When Your Package Manager Became a Weapon: Anatomy of the First Self-Replicating Supply Chain Worm
Speaker: Sahil Bansal
Abstract
You've heard about
Shai-Hulud. The worm that hit npm in September 2025. Over 500
packages compromised, GitHub repos going public with
'Shai-Hulud' in the name,
CISA issuing emergency alerts
. But here's what most people don't know: how do you
actually catch something like this before it spreads?
This talk isn't another “here's what happened” post-mortem.
It's about building detection systems that work on zero
days. We'll show you how we combine static code analysis
with dynamic runtime monitoring in sandboxed containers,
using Falco and eBPF to watch what packages actually do when
they execute. Not signatures. Not CVE databases. Real
behavioural analysis at system-call level.
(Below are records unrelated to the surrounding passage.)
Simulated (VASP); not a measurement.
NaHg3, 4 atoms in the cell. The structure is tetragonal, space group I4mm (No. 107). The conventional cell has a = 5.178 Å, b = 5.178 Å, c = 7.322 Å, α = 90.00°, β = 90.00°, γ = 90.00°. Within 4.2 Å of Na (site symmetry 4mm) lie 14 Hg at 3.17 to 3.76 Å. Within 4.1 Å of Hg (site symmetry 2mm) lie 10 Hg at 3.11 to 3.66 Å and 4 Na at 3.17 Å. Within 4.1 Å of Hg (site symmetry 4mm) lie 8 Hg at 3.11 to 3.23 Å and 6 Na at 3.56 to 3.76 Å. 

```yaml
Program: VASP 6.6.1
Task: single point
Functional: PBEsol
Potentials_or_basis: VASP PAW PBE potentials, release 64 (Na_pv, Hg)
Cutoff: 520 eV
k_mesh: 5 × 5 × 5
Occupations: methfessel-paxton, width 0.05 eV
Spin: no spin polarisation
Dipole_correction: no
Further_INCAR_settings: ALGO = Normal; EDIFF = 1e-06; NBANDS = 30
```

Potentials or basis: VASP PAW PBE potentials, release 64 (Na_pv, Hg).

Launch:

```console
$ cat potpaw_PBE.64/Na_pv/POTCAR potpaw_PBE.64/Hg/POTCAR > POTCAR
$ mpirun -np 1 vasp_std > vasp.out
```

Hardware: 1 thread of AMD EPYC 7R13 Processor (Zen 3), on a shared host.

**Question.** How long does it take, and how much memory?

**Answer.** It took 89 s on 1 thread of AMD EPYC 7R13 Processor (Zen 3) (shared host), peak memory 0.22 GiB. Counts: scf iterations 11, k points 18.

We'll walk through how the worm worked (credential theft,
GitHub Actions injection, self-replication via npm tokens),
why traditional tools failed (timing problem, not detection
problem), and how to build your own detection
infrastructure. We will be talking about our detection
rules, the architecture for large-scale dynamic analysis,
and showing live demos of catching malicious packages in
isolated environments. You'll leave with open-source tools
like vet and PMG that you can deploy immediately.